Whether you’re loving or hating the low interest rates available on the market right now probably depends on where you are in life.
If you’re in the market to borrow for a major financial purchase or investment and have decent credit, the situation is looking mighty good. New car loans, mortgages, and even certain types of student debt are all being offered at rates at or below 4 percent.
Retirees, on the other hand, probably aren’t as jazzed. These persistently low interest rates are making it difficult for some pension fund managers to earn a sizeable annual return, reducing cash flows for seniors and putting the squeeze on some retirement accounts.
It all sounds like a situation of “haves” and “have nots” – but it doesn’t have to be that way, especially if there are members of either group that are related to one another. Enter the intra-family loan – a borrowing-lending strategy between relatives that CAN work quite well in the existing interest rate environment.
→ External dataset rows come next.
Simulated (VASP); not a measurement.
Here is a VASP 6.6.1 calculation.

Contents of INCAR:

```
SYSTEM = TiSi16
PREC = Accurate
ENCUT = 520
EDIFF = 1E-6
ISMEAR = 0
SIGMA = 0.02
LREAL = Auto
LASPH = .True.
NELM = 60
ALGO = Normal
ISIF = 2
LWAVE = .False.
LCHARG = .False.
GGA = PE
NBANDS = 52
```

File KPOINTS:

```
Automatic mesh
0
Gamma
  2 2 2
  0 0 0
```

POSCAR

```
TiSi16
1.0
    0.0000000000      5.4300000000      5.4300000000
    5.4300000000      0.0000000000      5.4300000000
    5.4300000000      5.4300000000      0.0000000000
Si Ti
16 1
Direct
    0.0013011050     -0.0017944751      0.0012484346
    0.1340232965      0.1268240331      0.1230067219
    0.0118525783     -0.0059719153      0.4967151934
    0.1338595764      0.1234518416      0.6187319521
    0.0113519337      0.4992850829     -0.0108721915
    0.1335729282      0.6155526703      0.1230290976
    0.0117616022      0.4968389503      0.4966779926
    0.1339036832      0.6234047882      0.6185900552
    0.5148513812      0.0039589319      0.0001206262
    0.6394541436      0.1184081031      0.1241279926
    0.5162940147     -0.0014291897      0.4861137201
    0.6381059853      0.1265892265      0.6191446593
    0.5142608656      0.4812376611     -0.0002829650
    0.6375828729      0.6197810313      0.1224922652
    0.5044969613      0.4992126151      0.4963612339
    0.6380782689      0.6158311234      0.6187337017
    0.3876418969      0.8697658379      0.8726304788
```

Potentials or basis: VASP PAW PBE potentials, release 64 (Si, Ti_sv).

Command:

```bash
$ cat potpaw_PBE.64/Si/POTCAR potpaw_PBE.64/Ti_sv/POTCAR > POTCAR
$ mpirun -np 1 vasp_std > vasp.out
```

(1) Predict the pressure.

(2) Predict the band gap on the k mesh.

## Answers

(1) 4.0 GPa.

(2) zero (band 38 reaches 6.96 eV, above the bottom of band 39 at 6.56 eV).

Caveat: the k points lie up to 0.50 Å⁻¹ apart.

Mind the emphasis on the word “CAN,” however. The advantage of intra-family loans is that the borrower (i.e. the home buyer or car purchaser) can get needed funds at less than market rates, while the lender (i.e. the retiree looking for a better return) earns more than market rates simply by cutting out the financial institution. And because the loan is all in the family, both parties can feel good that they are helping out someone they know and love.
At the same time, lending to family members can often make for a bad deal. As the saying goes, “familiarity breeds contempt,” and such is certainly true when one familiar owes another money. Traditionally, the default rate on family loans is extremely high. Consider a young adult choosing between repaying his adoring grandma, or a faceless credit card company —a company with the power to determine his credit score for years to come. Can you guess who will get paid first? There are several ways to make an intra-family loan and avoid these pitfalls:
- Put the loan in writing. The loan needs to be spelled out in terms of the amount borrowed, the term of the loan, the frequency of repayment, and the annual rate of interest. Consider whether payments will be interest only, or interest and principal; whether the rate will reset over the life of the loan or stay fixed; and whether a demand feature should be included to allow the lender to call in the loan at any time. Be aware that you should set the rates equal to or greater than the “Applicable Federal Rates” (AFR) specified by the IRS for short-, medium-, and longer-term loans. While it is permissible to set the loan rates below the IRS amounts – even charging no interest at all – the lender nevertheless will have to report the appropriate AFR rate as taxable income, even if he or she never receives it.
- Automate the loan. By setting up automatic payments from the borrower’s account to the lender’s, you can avoid the regular temptation to the borrower of letting a payment slip, “just this once, because Mom won’t mind.”
- Consider securing the loan. If the loan is made to help a family member buy a home, a car, or other property, you can ask for a secured interest in the purchased property, to limit the loss of money in the event the loan is not repaid according to its terms. In the case of residential real estate, this means the loan becomes a mortgage, and the borrower is thereby eligible to claim the interest payments as an itemized deduction.
- Consider penalties and/or demand terms. It’s hard to secure a loan made for college expenses or to help a family member pay off credit card debt, but you can specify conditions for calling back the remaining principal, or consequences for when the loan terms are not met. For example, a student loan might become payable in full if the borrower fails to maintain a certain grade point average. (Whether the borrower will have the funds to pay off the loan under these circumstances is a different matter that also deserves a thought.)
- Keep track of the loan the way a third-party loan servicer does.Keep a record of the dates and amount of payments. If a payment is late and the loan specifies a late fee, you can quickly calculate this fee from the record. If the loan principal is being amortized over the term, set up a spreadsheet that allocates each payment between interest and principal. (You can find an amortization schedule template at office.microsoft.com or at docs.google.com.) You will need this schedule for reporting taxable income to the lender or, in the event that the loan becomes uncollectible, for reporting a capital loss of the outstanding principal.
Treating an intra-family loan as a transaction between strangers improves the chances that the loan will truly be a win-win for both borrower and lender. It’s a good idea, too, to consult a financial advisor before deciding to make the loan. The advisor can tell you the tax implications of the loan you are considering, and help you design a structure that works for both borrower and lender.